Labour activist discloses threats and depression following her decision to speak out against antisemitism in the Party
A young female Labour activist has revealed the shameful personal impact of her courageous decision to speak out against antisemitism in the Party.
Isobel Housecroft wrote on Twitter that “speaking up about antisemitism in Labour was a total no brainer” and that “we’re supposed to call out injustice wherever we see it, and it baffles me that some don’t seem to apply the same logic when Jewish people are the target.”
Ms Housecroft proceeded to say that the first time she spoke out against antisemitism online (when she was seventeen), she received a “torrent of abuse from the so-called left” that was “horrendous”. Most upsetting, however, was “the lack of support from some of my Labour friends.”
In May 2019, she related, she was contacted by BBC Panorama in connection with its documentary on Labour antisemitism and shared her experiences of antisemitism online and at Labour events, but she said that her “usual self-confidence had disappeared – I shook and I broke down in the lobby of Broadcasting House,” referring to the BBC headquarters.

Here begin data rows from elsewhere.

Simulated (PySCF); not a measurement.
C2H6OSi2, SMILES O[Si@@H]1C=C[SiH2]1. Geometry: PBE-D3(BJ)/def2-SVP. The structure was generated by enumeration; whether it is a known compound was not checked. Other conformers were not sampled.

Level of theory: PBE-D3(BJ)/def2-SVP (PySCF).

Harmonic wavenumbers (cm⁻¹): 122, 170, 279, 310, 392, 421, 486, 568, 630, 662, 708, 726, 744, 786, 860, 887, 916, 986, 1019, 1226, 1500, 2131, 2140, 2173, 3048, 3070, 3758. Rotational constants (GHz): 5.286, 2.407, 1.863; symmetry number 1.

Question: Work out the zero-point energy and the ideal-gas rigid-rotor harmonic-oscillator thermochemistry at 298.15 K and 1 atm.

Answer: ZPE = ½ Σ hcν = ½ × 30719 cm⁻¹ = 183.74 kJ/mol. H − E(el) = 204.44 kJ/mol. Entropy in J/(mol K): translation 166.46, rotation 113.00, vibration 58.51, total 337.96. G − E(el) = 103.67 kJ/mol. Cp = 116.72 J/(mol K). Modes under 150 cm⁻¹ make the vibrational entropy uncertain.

A couple of days before the programme aired, she says, “a friend and Labour supporter told me there’d be ‘long-term consequences’ to speaking out and said most of my Labour friends would never speak to me again because of it. I was ‘betraying Corbyn’ and that wasn’t ok.”
Becoming more anguished, Ms Housecroft recounts that “I couldn’t see a way to speak out and not lose/disappoint friends. I didn’t realise I was doing the right thing and that those people didn’t matter. I couldn’t see a way out, so I contemplated suicide. I wrote a note apologising to my family and friends for failing.”
Fortunately, she was talked down from such an extreme recourse, and says that “in the hours and days after the documentary, I was inundated with supportive messages that I still sometimes read.”
Accompanying these supportive messages, she relates, came “the meaningless platitudes from people who’d been complicit for four years. A shadow cabinet member who’s backed Corbyn to the hilt had the audacity to tell me to make sure I looked after myself. The silence and/or pointless rhetoric from MPs after the documentary proved its point perfectly.”
She went on to criticise the Labour Party for failing to live up to its words on mental health and whistleblowers.
“Senior figures sit in silence whilst grassroots activists suffer torrents of abuse and Jewish women MPs are driven out of the Party,” she writes. “The Jewish community’s calls for action are systematically ignored. If we ever want to be an anti-racist party again, Jeremy Corbyn must go.”
She ends by thanking the friends and allies she has had during this period.
It is deplorable that a young and courageous activist, who clearly stands for values that could make Labour proud, is reduced to shame and horrific contemplations as a result of the institutional antisemitism in the Party. Ms Housecroft is absolutely right that Labour’s antisemitism crisis cannot be resolved by those who created it. Labour cannot be a force for good while it is in the grip of Jeremy Corbyn.
On 28th May, the Equality and Human Rights Commission launched a full statutory investigation following a formal referral and detailed legal representations from Campaign Against Antisemitism, which is the complainant.
In recent months, thirteen MPs and three peers have resigned from the Labour Party over antisemitism, along with a large number of MEPs, councillors and members.
Over 57,000 people have now signed our petition denouncing Jeremy Corbyn as an antisemite and declaring him “unfit to hold any public office.”